Libya is facing a humanitarian crisis after a powerful storm caused two dams to collapse in the northeast, unleashing a torrent of water that swept away entire neighborhoods and killed thousands of people.
The storm, named Daniel, was a rare tropical-like cyclone that formed over the Mediterranean Sea and brought heavy rain and strong winds to the coastal regions of Libya and other countries. The storm triggered flash floods that overwhelmed the dams in the Derna region, which were already weakened by years of conflict and neglect.

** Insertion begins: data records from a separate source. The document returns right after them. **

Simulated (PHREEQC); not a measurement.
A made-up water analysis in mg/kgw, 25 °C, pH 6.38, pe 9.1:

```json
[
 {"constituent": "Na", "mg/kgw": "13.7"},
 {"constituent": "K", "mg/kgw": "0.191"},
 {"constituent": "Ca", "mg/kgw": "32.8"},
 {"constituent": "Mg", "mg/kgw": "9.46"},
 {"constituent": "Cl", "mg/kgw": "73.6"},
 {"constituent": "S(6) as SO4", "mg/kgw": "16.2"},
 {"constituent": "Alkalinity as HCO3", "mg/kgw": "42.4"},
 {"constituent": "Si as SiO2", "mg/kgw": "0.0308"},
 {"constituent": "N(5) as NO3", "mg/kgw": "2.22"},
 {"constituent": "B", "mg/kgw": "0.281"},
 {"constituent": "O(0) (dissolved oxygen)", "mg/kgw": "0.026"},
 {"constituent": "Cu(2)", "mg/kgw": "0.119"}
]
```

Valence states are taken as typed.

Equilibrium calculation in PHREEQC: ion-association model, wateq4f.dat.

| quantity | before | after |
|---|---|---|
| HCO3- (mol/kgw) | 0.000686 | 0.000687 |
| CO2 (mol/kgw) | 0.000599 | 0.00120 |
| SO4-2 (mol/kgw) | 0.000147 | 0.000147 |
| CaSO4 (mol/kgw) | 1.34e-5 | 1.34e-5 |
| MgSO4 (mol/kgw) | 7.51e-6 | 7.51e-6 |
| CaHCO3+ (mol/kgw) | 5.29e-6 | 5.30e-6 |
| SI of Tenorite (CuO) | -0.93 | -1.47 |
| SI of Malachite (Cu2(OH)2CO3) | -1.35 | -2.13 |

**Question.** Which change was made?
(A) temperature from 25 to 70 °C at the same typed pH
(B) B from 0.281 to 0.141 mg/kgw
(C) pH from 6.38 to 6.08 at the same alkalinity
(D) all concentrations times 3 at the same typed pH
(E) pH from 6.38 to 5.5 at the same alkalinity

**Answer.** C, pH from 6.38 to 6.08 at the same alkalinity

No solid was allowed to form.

According to the health minister of the eastern parliament-backed government, Othman Abduljalil, more than 2,000 people have died and about 6,000 more are missing in the city of Derna, which was badly affected by the dam collapse. He said that rescue efforts were hampered by the lack of equipment and resources, as well as the security situation in the area.
The storm also caused severe damage and flooding in other parts of Libya, such as Bayda and Misrata. Many roads, bridges, buildings, and power lines were destroyed or damaged by the storm. Some people were trapped in their homes or cars by the rising water levels. The storm also disrupted the oil production and exports in the country, which is a major source of income for the war-torn nation.
The United Nations in Libya said it was closely following the emergency and called for urgent humanitarian assistance to the affected people. It also urged all parties to the conflict to respect international humanitarian law and allow safe access for aid workers and supplies. The UN said it was working with its partners to provide food, water, shelter, health care, and protection to the people in need.